Accessing your datasets

There are two ways to access your datasets:

Direct download URL — Quick access to individual dataset files
S3 Bucket access — Full access to explore the entire bucket and historical datasets

Looking for information about dataset types and what's available? Learn more about our datasets.

Direct download URL

Use direct download URLs when you need quick access to a specific dataset file without setting up programmatic access. This is the most common and straightforward way to access your datasets.

In the TheirStack App, you can see the list of available datasets in the datasets section. There you'll find all the different datasets available for you, along with a direct download button for each one.

Datasets page

This is the simplest way to get a specific dataset file. Just click the download button, and you'll get a direct link to download the file.

S3 bucket access

If you want to explore the entire bucket of datasets available and access the historical archive of published datasets, you can gain direct access to our S3 bucket. This gives you more flexibility to browse, list, and download multiple files programmatically.
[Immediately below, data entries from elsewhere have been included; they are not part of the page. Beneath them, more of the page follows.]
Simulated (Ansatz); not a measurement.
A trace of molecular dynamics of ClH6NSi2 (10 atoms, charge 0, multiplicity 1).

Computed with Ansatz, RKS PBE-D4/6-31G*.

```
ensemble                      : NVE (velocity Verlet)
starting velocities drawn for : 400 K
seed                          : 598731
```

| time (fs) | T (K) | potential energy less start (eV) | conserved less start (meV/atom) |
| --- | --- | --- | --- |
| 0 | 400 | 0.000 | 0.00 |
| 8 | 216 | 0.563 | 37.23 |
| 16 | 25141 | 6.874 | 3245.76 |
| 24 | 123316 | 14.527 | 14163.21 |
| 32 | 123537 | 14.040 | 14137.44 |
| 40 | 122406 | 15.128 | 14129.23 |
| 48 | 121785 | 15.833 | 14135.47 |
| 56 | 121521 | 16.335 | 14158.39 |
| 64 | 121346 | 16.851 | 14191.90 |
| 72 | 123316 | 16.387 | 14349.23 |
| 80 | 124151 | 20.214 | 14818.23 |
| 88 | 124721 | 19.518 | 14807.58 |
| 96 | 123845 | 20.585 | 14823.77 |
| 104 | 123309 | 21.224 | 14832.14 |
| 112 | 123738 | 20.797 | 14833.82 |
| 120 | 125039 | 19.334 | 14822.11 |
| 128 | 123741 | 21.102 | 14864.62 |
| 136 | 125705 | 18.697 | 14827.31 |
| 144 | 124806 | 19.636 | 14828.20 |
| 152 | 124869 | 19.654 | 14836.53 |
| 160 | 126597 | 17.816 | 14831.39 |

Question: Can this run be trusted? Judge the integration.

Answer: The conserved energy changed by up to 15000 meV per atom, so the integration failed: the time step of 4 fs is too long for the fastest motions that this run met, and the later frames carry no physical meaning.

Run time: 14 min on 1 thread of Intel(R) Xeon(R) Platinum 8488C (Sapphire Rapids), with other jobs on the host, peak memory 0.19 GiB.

This process consists of three steps:

Get temporary credentials
List files
Download files

There are many ways to access files on S3. Below we explain three common options:

Python (boto3) — Using the boto3 SDK to list and download files
AWS CLI — Using aws s3 to list and download files
ClickHouse — Using the s3 table function to list files and query its content

Obtaining temporary S3 credentials

To get access to the datasets bucket, you need to make a request to the POST /v1/datasets/credentials endpoint.

curl -X POST "https://api.theirstack.com/v1/datasets/credentials" \
  -H "accept: application/json" \
  -H "Authorization: Bearer <your_token>"

Response fields

This endpoint returns a JSON object with the following fields:

access_key_id — The access key ID for the temporary credentials
secret_access_key — The secret access key for the temporary credentials
session_token — The session token for the temporary credentials
expiration — The expiration date and time of the temporary credentials (in ISO 8601 format)
storage — Storage configuration object containing:
- bucket_name — The S3 bucket name where the datasets are stored
- endpoint_url — The S3-compatible endpoint URL to use for accessing the bucket
- prefixes — One or more prefixes you must include when accessing objects

Example response:

{
    "access_key_id": "a3f8b2c9d1e4f5a6b7c8d9e0f1a2b3c4",
    "secret_access_key": "7e9a2b4c6d8e0f1a3b5c7d9e1f3a5b7c9d1e3f5a",
    "session_token": "ZXlKaGJHY2lPaUpTVXpJMU5pSXNJblI1Y0NJNklrcFhWQ0o5LmV5SmlkV05yWlhRa",
    "expiration": "2026-01-15T14:30:00Z",
    "storage": {
        "bucket_name": "datasets",
        "endpoint_url": "https://example-datasets-url.com",
        "prefixes": [
            "v1_0_0/data/jobs/daily/2025/12/19/",
            "v1_0_0/data/jobs/daily/2025/12/20/",
            "v1_0_0/data/jobs/daily/2025/12/21/",
            ...
        ]
    }
}

Note: These credentials are temporary and will expire at the time specified in the expiration field. You'll need to request new credentials once they expire.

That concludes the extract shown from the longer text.